Now let’s make some predictions

yhat.bag <- predict(bag.boston, newdata = Boston[-train,])
mean((yhat.bag - boston.test)^2)

[1] 8.725522

We are going to compare the outcome with boosting. Boosting has the same general form except instead of randomForest, you will use “gbm”. We list the distribution as gaussian” since this is a regression problem; if it were a binary classification problem, we would use distribution=“bernoulli”. The argument n.trees=5000 indicates that we want 5000 t trees, and the option interaction.depth=4 limits the depth of each tree. Just as before, we can see the relative importance by looking at the summary. lstat and rm are the most important variables.

## install.packages("gbm")  
library(gbm)

Loaded gbm 2.1.9

This version of gbm is no longer under development. Consider transitioning to gbm3, https://github.com/gbm-developers/gbm3

set.seed(222)

## Boosting model
boost.boston <- gbm(medv ~ ., data = data.frame(boston_data[-test,]), 
                    distribution = "gaussian", n.trees = 5000, 
                    interaction.depth = 4)

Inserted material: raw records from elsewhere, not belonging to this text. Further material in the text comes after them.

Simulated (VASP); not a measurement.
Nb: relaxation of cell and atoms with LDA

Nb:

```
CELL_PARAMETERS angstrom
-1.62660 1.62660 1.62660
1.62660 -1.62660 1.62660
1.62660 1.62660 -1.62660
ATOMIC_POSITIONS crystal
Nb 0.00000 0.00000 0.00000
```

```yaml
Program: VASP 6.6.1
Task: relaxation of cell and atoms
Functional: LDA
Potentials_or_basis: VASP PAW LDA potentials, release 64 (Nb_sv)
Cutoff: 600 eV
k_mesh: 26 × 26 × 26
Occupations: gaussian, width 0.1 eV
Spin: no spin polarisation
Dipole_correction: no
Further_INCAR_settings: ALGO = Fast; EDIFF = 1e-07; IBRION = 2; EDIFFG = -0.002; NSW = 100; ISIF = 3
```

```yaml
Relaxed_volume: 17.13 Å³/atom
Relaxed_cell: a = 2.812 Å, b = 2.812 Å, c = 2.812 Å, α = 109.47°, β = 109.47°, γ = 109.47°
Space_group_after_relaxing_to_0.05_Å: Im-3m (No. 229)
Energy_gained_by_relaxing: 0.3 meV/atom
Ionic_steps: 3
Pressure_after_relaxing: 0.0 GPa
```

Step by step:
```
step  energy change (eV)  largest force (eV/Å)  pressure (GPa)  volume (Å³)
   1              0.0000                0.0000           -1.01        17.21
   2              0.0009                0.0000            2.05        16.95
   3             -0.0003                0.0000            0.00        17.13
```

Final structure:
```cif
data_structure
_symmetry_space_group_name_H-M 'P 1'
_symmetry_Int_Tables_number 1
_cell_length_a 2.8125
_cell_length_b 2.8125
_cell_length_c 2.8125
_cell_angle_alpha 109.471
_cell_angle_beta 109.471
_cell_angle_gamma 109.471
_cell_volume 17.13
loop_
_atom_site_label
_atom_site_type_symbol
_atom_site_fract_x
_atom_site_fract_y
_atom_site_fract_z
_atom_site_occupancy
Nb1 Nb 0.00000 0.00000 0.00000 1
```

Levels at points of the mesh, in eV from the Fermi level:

plot <- summary(boost.boston, plot = F) 

## create a ggplot bar plot with labels of plot object
ggplot(plot, aes(x = reorder(var, -rel.inf), y = rel.inf)) +
  geom_bar(stat = "identity") +
  coord_flip() +
  xlab("Variable") +
  ylab("Relative Importance") +
  ggtitle("Relative Importance of Variables in Boosting Model") +
  theme_minimal()

Now let’s make some predictions

yhat.boost <- predict(boost.boston, newdata = Boston[-train ,], 
                      n.trees = 5000)

mean((yhat.boost - boston.test)^2)

[1] 6.541105